Supernatural as news, spiritual as newsy: Religious experiences through the news media in urban India (completed)

Sahana Udupa

In contrast to (uneven) scepticism about the relevance of religion in ‘secular-modern’ West, there has always been little doubt on the salience of religion in the Indian public domain, partly owing to the integuments of orientalist scholarship. By the same token, there is less hesitation to acknowledge the constitutive presence of a variety of media for religious practices – classical and folk art, music or cinema. The preponderance of religious idioms, images and icons in the popular media reveals that religion in India cannot be fully understood without exploring its public expressions in the media. However, recent expansion of mass media networks in the country has significantly transformed the nature of intersections between religion and media. 
On the one hand, media technologies are increasingly harnessed by a range of religious groups and ‘secular-spiritual’ organizations to expand their public presence. On the other hand, a highly competitive media market has induced a rush among commercial media players to wrest largest volumes of lucrative audience segments. Consequently, religion itself has become part of commercial media’s efforts to devise attractive content formulae in the war for numbers. If this suggests strategic use of religious content for commercial ends, the apparent success of religion-based television programs and published columns signals larger trends in reinventing religion in multiple forms, with multiple terms of engagement among heterogeneous publics.

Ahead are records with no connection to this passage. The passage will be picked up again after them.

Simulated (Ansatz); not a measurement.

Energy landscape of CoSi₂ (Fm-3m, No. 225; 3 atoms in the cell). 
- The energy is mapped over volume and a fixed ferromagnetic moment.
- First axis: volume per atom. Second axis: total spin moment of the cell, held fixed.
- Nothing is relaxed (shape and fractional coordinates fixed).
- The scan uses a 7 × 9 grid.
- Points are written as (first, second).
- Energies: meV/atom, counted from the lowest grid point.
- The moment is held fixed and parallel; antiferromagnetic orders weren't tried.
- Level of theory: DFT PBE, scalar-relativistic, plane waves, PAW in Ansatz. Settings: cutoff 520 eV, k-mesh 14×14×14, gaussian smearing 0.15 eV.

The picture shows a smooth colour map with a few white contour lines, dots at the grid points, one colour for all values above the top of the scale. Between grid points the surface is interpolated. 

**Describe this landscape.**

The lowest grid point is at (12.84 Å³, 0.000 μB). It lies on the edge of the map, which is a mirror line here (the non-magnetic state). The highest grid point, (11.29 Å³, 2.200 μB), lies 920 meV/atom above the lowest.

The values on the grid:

The proposed study focuses on two such programs within the mainstream commercial news media – serials on supernatural practices in regional language television channels and published columns on spirituality in the elite English-language press. The aim is to explore how they unfold as mediatised religious objects of production and reception in urban India, and how religious aspirations are shaped by these interlaced circuits. The larger context is the dramatic expansion of news media networks and urban India’s highly uneven integration into the global economy in the last two decades. The globalizing city of Bangalore provides the lens to understand the dynamics of media-religion interface in ‘liberalized’ India, and the role of religious news programs in shaping regional political power as well as cultural politics of globalization.